Database access Optimization in Web Applications.Peter Zaitsev
This is pretty simple approach I often use called to optimize web application performance if problem happens with few pages. If we have “everything is slow” problem looking at slow query logs may be better start.
So what could you do ?
Look at the information shown on the page which comes from database. This is important as this is information you need to have retrieved from database one way or another if you want to keep page look the same. Your task is simply to have this information delivered from the database most efficient way.
Investigate how dynamic is this information If information rarely changes or is static it may be better to pre-create or cache it. There are many cache and pre-creation techniques which you can use. Just remember avoiding accessing database is the best way you can optimize database access. This applies to anything else – if you can avoid dynamic page generation at all and have server cache to serve it it is even better.
Check if information retrieved from the database matches information you display Way to often much more information is retrieved from the database than used to generate the page. It can be mild as SELECT * FROM tbl instead of listing columns you actually need or it can be as bad as running SELECT * FROM tbl to count amount of rows in the table (no joking). Sometimes you would see 100 stories selected so one random of them will be displayed and similar things with filtering on application level. Sometimes you can do it more efficient on application level but generally you should try your queries to return you only information you need.
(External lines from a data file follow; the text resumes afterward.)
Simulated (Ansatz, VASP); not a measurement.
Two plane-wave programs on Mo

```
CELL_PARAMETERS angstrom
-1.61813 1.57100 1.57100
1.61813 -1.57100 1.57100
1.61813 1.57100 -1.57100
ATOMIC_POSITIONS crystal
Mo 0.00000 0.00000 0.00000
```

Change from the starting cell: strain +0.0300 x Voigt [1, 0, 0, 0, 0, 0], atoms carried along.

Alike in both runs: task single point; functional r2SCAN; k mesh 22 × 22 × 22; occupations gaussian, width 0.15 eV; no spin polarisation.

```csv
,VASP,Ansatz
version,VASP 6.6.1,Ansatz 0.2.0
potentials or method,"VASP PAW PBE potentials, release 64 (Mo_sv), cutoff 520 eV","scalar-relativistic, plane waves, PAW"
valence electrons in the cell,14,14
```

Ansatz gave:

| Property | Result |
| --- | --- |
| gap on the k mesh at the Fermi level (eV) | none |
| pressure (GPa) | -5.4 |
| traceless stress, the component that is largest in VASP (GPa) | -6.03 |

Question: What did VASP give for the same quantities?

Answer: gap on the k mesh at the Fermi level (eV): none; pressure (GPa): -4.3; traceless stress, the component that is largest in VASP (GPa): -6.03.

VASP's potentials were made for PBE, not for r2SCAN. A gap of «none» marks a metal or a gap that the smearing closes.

Check number of rows which are used to generate result set This is very important and often forgotten step. Some people think query is simple if it returns few rows while what really matters is amount of rows are analyzed by the query. For example SELECT COUNT(*) FROM links WHERE domain = ‘mysql.com’; will return only one row while may require to scan hundreds of thousands of rows (or index entries) to do so. Other common killer queries are GROUP BY Queries and Sort Queries – SELECT name,descr FROM titles ORDER BY rank DESC LIMIT 10 – If there is no proper index and query has to use “filesort” it may become a bit problem. Other thing to mention is JOINs – Joins are expensive (relatively of course) and for sure increase amount of rows which need to be used to generate result set – if you have to join 10 tables to compose the object it is much slower than getting the same data by single row read.
Check number of rows which actually need to be used to generate result sets Sometimes query needs to use many rows to provide result set just because schema is not optimally indexed – this is easy. For example our ORDER BY rank query is such – adding index on rank column maxes this query to use 10 rows to return 10 rows – exactly what we’re looking for. However our COUNT(*) query is different – even if you have index on domain it still can require a lot of rows scanned to provide result set. Such queries need to be redesigned rather than simply adjusted – for example summary table which holds number of links per domain would do in this case.
Check number of queries If you can retrieve same amount of data with one query it is better than doing so by several queries, assuming this query would not need to analyze much more rows because it is optimized differently. One of typical examples here would be SELECT * FROM tbl WHERE id=5 executed many times with different constants – it is worth to replace such queries with query using IN(5,7,4,56) instead. Do not however be obsessed with this. I’ve seen people trying to join all queries in single UNION (with padding to accommodate different types and number of columns) – this is not a good practice. However if you can reduce number of queries without a lot of complications to application architecture it is good thing to do.